As Quicke’s Cheese launches a groundbreaking partnership with a Cornish food producer, CATHERINE COURTENAY heads to the farm to meet its inspirational figurehead
I’M SUPPOSED TO be at Quicke’s Farm to talk about sea salt and cheese, but conversation starts on a roll with discussions on the best places to surf in Devon and how intriguing people’s tummies look when they’re swimming.
Mary Quicke MBE enjoys a good surf, and if she can’t do that then she’s in the local pool, “keeping her upper body strength”, she says. She mentions that while swimming up and down she’ll notice everyone’s disembodied stomachs, bobbing in the water.
She finds it intriguing; which is an intriguing response in itself.
Sixty-two-year-old Mary is a sunshine person; happy, active, full of energy and taking detailed delight in both people and the natural world around her – tummies included.
Just a few weeks ago she was hiking along the Northumberland coast with a 78-year-old cheese maker. “We were finding lady’s bedstraw which it’s said can be used as a rennet,” she enthuses.

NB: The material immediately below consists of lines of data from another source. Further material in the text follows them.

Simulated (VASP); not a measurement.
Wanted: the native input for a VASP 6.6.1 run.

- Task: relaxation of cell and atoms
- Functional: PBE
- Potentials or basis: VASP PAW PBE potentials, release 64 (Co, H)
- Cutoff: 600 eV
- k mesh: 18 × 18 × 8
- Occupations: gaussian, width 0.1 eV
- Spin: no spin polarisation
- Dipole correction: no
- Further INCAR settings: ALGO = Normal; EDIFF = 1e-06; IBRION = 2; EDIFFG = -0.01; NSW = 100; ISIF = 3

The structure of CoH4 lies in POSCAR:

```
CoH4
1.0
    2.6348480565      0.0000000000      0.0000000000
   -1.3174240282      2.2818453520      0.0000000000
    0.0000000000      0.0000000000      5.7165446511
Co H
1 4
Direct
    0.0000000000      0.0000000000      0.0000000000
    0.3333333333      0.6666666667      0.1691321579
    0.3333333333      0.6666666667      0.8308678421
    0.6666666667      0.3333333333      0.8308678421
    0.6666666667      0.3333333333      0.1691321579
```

Her companion, Val Bines, is a legend in the world of cheese, a walking encyclopaedia says Mary, who is all too aware of how crucial this knowledge is.
Over the last three decades cheese making knowledge and the ability to put that knowledge into practice has been lost she says, citing the closure of Seale-Hayne and other agricultural colleges as one factor. Then there was the very near loss of all the West Country’s traditional cheese culture starters as producers opted for industrially made alternatives.
But we’re getting back on track, it seems. The starters were saved at the last minute and are safe in the care of Somerset cheese maker Barber’s; there’s a growing public interest in artisan cheeses and Mary has launched an Academy of Cheese, inspired by what she’s seen happening across the Atlantic.